For example, take this great article on Game AI: http://www.bit-tech.net/gaming/2009/03/05/how-ai-in-games-works/1. There is nothing in there about what the role of AI in games is. Granted, the article is about “How Game AI Works” but this is something I always find I run into. We tend to focus on the details (effective use of cover, believable reactions, smartness) that we lose sight of the real intent – fun.
Which brings me to the topic of collaboration. Not being a programmer, I won’t pretend to know how best to design an AI. What I focus on is trying to convey to the programmers what the intent for the AI is, how does it add to the game experience and what things I want to be able to tune to control the intensity curve. I know that for every variable I get to tune, there are dozens of knobs that the AI programmers have to implement and tune themselves, which is why I like focusing on how the AI impacts the player’s experience. How should it react, how should it challenge the player, how does it look smart without being too smart.
Alex: Yeah, I agree with the drive toward punishment as being a big problem – often people seem to confuse AI that will ‘destroy you’ with AI that is ‘good.’
I know that Sims 3, for example, is working on a big system where AIs can form long-term goals, such as ‘own a mansion,’ then build a plan, then step through all the behaviors that lead up to that goal. So the sim will pick up the paper to get a job, go to work for X period, buy only essential goods, save their cash, get promoted by working hard, focus only on important relationships, and then eventually buy the mansion. And when you describe it to a player it sounds amazing, but the problem is it’s essentially invisible to the player – they won’t see this glorious narrative, they’ll only see a few outcomes. My argument is you could have either scripted it, or made it semi-random and to the player, it’s the same system. The AI engineers obviously argued with me on that, but unless you’re going to invest in a strong system for showing the player the plan and the execution of the plan, it’s not interesting IMO.

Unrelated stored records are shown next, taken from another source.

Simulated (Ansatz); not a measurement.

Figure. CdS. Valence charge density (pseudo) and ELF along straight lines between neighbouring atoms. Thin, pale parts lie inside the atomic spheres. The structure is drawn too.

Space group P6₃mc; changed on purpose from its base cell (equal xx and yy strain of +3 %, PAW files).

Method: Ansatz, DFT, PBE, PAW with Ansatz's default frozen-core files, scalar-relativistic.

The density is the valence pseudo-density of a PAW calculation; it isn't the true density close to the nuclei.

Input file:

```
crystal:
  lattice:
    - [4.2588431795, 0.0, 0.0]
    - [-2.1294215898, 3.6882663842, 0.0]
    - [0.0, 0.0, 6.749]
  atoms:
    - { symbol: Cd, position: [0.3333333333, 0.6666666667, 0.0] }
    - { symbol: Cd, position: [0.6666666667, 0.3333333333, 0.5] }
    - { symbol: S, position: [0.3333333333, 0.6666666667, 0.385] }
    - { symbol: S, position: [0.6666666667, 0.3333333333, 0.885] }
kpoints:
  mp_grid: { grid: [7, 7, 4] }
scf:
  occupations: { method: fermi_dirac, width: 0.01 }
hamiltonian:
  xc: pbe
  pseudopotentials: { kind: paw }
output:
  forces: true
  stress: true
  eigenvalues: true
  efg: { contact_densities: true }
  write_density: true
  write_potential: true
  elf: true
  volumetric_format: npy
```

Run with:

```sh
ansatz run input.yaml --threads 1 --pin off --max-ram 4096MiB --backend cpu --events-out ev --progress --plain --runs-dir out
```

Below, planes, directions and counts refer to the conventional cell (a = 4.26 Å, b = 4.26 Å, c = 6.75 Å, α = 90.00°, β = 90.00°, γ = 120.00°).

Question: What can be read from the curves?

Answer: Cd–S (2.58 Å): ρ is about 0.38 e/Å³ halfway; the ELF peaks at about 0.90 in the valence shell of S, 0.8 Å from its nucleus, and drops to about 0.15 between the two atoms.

Similarly, in action games, engineers are arguing with me at this very moment that they should do the ‘smart’ thing, and take cover appropriately, never expose themselves, sprint to new cover when their cover is breached and what that would essentially do is remove any chance for the player to win in a fun manner. If I flank an enemy, I want him to react in shock, show me that he knows his cover is breached, and then essentially let me shoot the crap out of him. If he flees and I miss him, I am no longer having fun.
I think the essentially point for me, as Josh points out, is that AI is there to support the player experience, not to be ‘good AI’ whatever that means, in and of itself. 🙂
Josh: That’s one of the issues I have with working on AI… if the player cannot see how the AI works, then it doesn’t really matter how “smart” it is. I hear you on the cover deal, Alex, I am having the same arguments here.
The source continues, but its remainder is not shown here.